Did you know
There are eight culinary regions in China; Cantonese (Hong Kong), Szechuan, Fujian (Taiwan), Hunan, Jiangsu, Shandong, Anhui, and Zhejiang. The most popular of these cuisines in the West are Szechuan and Cantonese.
In Northern China, wheat is consumed more than rice, and eaten in noodles and dumplings. In Southern China, rice is used extensively to make rice noodles and zongzi which is a sticky rice wrapped in leaves. Southern food is also typically spicier with extensive use of chili peppers.
Tea has played an integral part in Chinese culture and history and served with almost every meal. When eating a bowl of rice, hold up to your mouth. Don't tap your chopsticks against your bowl, or stick them vertically in it. And when seated to eat, allow elders to take up their chopsticks before you do.
What to eat
American-Chinese cuisine is what most Americans are familiar with and is delicious in its own right. Expand your Chinese palate; try dim sum, the Cantonese breakfast/brunch of bite sized dishes, often served from carts. Have chrysanthemum tea with it.

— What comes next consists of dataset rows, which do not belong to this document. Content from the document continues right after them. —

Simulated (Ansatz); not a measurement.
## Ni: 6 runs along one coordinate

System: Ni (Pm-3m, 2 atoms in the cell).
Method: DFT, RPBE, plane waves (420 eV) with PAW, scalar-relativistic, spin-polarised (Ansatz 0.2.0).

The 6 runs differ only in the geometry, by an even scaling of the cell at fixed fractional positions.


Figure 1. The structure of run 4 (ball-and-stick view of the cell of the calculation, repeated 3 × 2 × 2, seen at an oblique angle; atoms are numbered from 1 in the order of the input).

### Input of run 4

Peking duck is a Beijing specialty and it's all about the crispy skin, eaten with a crepe or steamed bun. Don't be turned off by Chinese BBQ; restaurants will hang roasted pork, chicken, and duck in the window; they are all delicious with noodles or rice!
Other typical Chinese dishes to savor are hand pulled noodles, rice congee or porridge served with pickled vegetables and salted or century egg, mapo tofu, onion pancakes, claypot stews, wonton soup, bakkwa or meat jerky. Chinese desserts include egg tarts, soy jelly served with ginger syrup, and mooncakes during the harvest festival.